Maryland economic development agencies offer incentives to encourage and retain business, yet the real property transfer and recordation taxes can chill a company's plans to finance its real estate. (See Property Tax Code of Maryland, §12-103 and §13-203.) There are, however, methods commonly used in Maryland to minimize that transfer and recordation tax liability.

Recordation and Transfer Taxes

The state and each local jurisdiction impose recordation taxes and transfer taxes on the recordation of many documents, including those that transfer an interest in land. Since in Maryland a deed of trust in a real estate secured loan conveys title to the lender's trustees, the recordation and transfer taxes are due when the deed of trust is recorded. The taxes are based on the consideration passing under the document to be recorded; generally speaking, on the amount of the debt secured.

In a refinancing, recordation and transfer tax issues can be relatively straightforward. If the new lender purchases the existing lender's loan (and related documentation), records an assignment of the security, and amends the documents to conform to its requirements, then the debt on record is the same debt (up to the original financing), and new recordation and transfer taxes are only paid on any new money.

Indemnity Transaction

If the original lender is not cooperative, or if the property is not being refinanced, many borrowers use an "indemnity" structure to minimize the recordation and transfer tax. In an indemnity transaction, an entity related to the land-owning entity borrows money and contributes or loans the proceeds of the loan to the landowner. The land-owning entity guarantees the borrower's repayment of the debt and secures its guaranty obligation by an "Indemnity" deed of trust. Because the guaranty obligation is not then due, there is no current debt on which to pay a tax. Although the transaction dictates a certain structure, and careful drafting is needed in order to escape taxation, the indemnity transaction is widely accepted and commonly used.

In two instances indemnity transactions are not used. First, in Prince George's County the taxes are imposed on indemnity transactions as well as on standard financings. Second, the recordation and transfer taxes are due on a deed by which property is acquired. Where the tax is paid on that deed, the purchase money financing mortgage or deed of trust is exempt up to the amount of the transfer deed's consideration. Therefore, if the loan amount does not exceed the acquisition cost, the purchaser can pay the transfer deed taxes and use standard loan documents without the indemnity transaction structure.

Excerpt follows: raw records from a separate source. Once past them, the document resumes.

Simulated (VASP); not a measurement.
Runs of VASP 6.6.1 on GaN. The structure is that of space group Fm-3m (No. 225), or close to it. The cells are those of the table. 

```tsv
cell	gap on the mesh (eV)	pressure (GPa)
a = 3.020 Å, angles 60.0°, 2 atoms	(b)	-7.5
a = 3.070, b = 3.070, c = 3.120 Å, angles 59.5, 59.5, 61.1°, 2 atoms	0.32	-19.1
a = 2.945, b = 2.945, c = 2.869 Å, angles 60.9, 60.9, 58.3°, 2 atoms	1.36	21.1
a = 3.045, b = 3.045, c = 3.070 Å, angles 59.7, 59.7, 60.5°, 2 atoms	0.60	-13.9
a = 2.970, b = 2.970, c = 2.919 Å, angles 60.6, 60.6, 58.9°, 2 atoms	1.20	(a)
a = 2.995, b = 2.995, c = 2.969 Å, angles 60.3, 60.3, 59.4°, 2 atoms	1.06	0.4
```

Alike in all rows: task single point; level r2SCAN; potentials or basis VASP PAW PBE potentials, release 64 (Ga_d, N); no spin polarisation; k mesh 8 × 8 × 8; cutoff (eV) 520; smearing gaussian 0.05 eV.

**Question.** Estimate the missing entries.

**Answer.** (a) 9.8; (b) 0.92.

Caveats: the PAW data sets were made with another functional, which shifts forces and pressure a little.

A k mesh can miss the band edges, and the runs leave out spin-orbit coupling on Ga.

Acquisition of Ownership Vehicle Instead of Real Estate

One might also minimize even acquisition transfer taxes by gaining title without a deed - that is, by purchasing the seller's ownership vehicle instead of the underlying real estate. In those cases, to structure ownership in a particular deal to avoid transfer taxes, one must carefully craft the sales contract and review with due diligence all of the property owning structure to screen out the purchase of a troubled property owner.

Each of these methods has been tested and refined over the last two decades as companies seek creative means to limit tax consequences of acquiring and financing real estate.